Saturday, November 28, 2015

Research can be tedious

Sometimes, genealogy research means sifting page by page through many obscure documents, some of them faded or handwritten and very difficult to read; others more than a thousand pages long.  A rare nugget of priceless information makes it all worthwhile.

I am currently going through a 1277-page publication called, The Old Free State: a contribution to the history of Lunenburg County and Southside Virginia.  Sounds fascinating, right?  Not something I would have picked up for pleasure reading, but it is the most intimate account of the early history of Virginia that I have ever read, covering the time from Jamestown to the modern age.  Our ancestors consorted with the likes of Thomas Jefferson and Patrick Henry. The Allen name goes back to Jamestown. I am about halfway through this document after hours at the computer.  I can only endure about a half hour at a time, so it may take days to wade through.

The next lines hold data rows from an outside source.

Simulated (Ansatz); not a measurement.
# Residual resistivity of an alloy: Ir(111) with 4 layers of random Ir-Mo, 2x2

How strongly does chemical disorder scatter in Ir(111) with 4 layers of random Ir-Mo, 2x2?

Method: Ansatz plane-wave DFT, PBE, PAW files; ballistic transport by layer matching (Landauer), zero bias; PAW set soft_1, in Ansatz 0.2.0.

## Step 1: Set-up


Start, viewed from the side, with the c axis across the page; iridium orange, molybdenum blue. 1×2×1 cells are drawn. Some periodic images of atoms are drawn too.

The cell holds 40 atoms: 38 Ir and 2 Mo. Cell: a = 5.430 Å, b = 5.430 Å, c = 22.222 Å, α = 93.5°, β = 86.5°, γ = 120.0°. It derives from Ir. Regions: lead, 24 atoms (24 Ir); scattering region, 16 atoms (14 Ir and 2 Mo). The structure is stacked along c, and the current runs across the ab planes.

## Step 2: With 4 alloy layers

On another browser page, I am downloading a publication called, "Historical and Genealogical Miscellany: Early Settlers of New Jersey and Their Descendants, Vol. III" by John E. Stillwell, M. D.  In a cursory preview, I almost immediately found a couple of priceless nuggets about one of our family founders, Thomas Applegate, who came to American from Norfolkshire, England.  Those Applegates seemed to have issues with fiery tempers and loose tongues!  For instance:
His wife, Elizabeth Applegate, seems to haye been one of the unfortunate persons who suffered from the ecclesiastical tyranny of that puritanical age, for she was "censured to stand with her tongue in a cleft stick for swearing, reviling and railing." 
 In another instance, Thomas Applegate, was sued for slander by another one of our ancestors, Nicholas Stillwell (from a completely different branch of the family tree):
Xicholas Stiilwell, of Grayesend, sued him for slander in saying that if his, (Stillwell's) debts were paid he would have but little left.
Sometimes I learn something that has nothing to do with our family, like the fact that John Randolph and Nathaniel Macon (for whom the Methodist college was named) were not professed Christians.  And that U. S. Grant was a slave owner who never released his slaves until forced to by the Emancipation Proclamation.  (You may have known this, but I did not).

So, this is what I am doing when I am not adding anything to our family tree.  Slogging through the mire.